The reason is that governing a state is not only difficult, but difficult in
its own peculiar fashion. It involves threading one's way through a maze of
complex institutions and personalities, bending them to one's will, and doing
that without the benefit of any real instruments of autocratic power. It's a
job for which creativity, intelligence and stamina alone are almost never
enough.
The very best governors seem to know things that are very difficult to pick up
anywhere else but in state government. They know how the legislature works, and
who the pivotal members are, and how they can be flattered, cajoled, shamed and
bullied. They are accustomed to bureaucratic inertia, but they have seen it
conquered a few times over the years. They know they can appeal to the voters
to rally support for a cause, but they also know they can't do it very often
without wasting their credibility. In short, they know things that you aren't
likely to know just because you are smart. Those who haven't mastered them tend
to fail, no matter how much leadership ability they may have demonstrated in other
lines of work.
I haven't made any list of the "worst" governors to go with my roster
of the best, but I think I know what the ideal candidate for gubernatorial
failure in the 1990s looks like. He's a successful self-made businessman,
disdainful of government and uncomfortable with politics, accustomed to having
his way in the private entrepreneurial world. He doesn't know many legislators,
or want to know them. His main interest in the bureaucracy is in humbling it.

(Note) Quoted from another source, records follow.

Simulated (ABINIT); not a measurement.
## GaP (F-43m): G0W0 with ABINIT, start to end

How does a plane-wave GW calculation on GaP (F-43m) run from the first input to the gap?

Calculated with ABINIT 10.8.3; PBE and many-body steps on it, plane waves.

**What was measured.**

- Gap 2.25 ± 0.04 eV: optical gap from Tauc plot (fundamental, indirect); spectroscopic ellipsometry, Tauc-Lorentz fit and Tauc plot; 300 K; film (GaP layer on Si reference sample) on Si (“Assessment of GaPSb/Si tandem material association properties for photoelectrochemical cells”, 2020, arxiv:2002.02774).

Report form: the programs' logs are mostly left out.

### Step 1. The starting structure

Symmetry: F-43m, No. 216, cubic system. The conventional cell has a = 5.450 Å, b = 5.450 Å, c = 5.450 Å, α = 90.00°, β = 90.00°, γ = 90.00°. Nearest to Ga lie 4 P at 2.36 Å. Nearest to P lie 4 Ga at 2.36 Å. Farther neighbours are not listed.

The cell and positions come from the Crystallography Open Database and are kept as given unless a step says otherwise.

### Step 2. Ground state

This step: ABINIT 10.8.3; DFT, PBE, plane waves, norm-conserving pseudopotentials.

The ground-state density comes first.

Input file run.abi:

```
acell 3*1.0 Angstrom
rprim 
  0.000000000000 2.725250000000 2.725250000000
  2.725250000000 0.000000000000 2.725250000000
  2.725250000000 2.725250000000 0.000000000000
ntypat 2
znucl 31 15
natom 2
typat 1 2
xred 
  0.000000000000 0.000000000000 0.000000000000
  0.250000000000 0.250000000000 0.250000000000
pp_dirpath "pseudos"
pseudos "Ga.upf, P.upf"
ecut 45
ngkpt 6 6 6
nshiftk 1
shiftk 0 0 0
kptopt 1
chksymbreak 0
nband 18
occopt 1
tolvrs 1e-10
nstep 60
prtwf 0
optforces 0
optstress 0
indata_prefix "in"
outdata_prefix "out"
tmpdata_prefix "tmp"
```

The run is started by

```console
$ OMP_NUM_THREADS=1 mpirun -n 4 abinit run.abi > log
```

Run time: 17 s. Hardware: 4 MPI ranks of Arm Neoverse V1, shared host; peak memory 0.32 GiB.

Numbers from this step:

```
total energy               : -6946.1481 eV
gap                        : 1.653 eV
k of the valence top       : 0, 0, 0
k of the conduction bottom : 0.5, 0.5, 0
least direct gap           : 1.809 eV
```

He has no desire for a long career in politics--he just wants to come in,
straighten things out and return to private life before he's contaminated. He's
very smart, and articulate. He's just not very smart about the things governors
need to know.
Gary Johnson, the Republican governor of New Mexico, is an extremely
intelligent man. He became a multi-millionaire in the construction business by
the time he was 40, and in 1994 decided to put his talents to work in Santa Fe,
shaking up the state and rearranging its affairs on a businesslike basis.
Three-and-a-half years into his term, he has succeeded mainly in establishing a
condition of almost permanent warfare with the legislature, the bureaucracy and
the court system, and vetoing nearly half the bills sent to his desk for
signature.
You can't say that Gary Johnson hasn't made his presence felt on the New Mexico
political scene. What you can say is that he hasn't exactly succeeded at
establishing authority or enacting an agenda.
Nobody seems to realize that more than Johnson. "My whole life," he
said a few months ago, "I've been a success because I possess a lot of
really good ideas, and I'm able to implement those ideas." As governor, he
admitted, "none of my good ideas get anywhere."
Some of Johnson's defenders say that is because he is too conservative, and
others insist it is because he is too blunt, eccentric and temperamental. More
likely, though, it is for a much more humdrum reason: He didn't spend the years
between age 25 and 40 prowling the corridors of power in state government,
figuring out where the bodies were buried. The difference between a Gary
Johnson and a John Engler isn't brains or ideology, it's just preparation.
Of course, all the preparation in the world is no guarantee of success in
running a state, any more than it is in running anything. Pete Wilson in
California and Lawton Chiles in Florida both had spent more than two decades in
public office when they arrived on the gubernatorial scene in 1990, and yet it
would be difficult to classify either of them among the most successful
governors of the past decade.
But at the very least, a life spent in politics immunizes any new governor--any
chief executive in government at any level--against the dangerous illusion that
he possesses more power than he really does. You may recall the rude awakening
Harry Truman predicted for Dwight Eisenhower just before leaving office:
"He'll sit here, and he'll say, 'Do this! Do that!' And nothing will
happen. Poor Ike--it won't be a bit like the Army. He'll find it very frustrating."
You might argue that Eisenhower, notwithstanding his profound lack of political
experience, ended up doing pretty well for himself. I agree with that. On the
other hand, Eisenhower had the advantage of being a national hero. Not many
governors have anything similar in their background to call upon. For them, 20
or 30 years in the trenches of state politics is as good a substitute as they
are likely to find.
Questions:
1. Why does Ehrenhalt believe that experience is an important qualification for a governor? Would he likely feel the same about the Presidency? What sorts of past experiences would be most helpful in these offices? Do you agree with Ehrenhalt about this? Why? Do you think the public looks for experience when deciding on whom to vote for?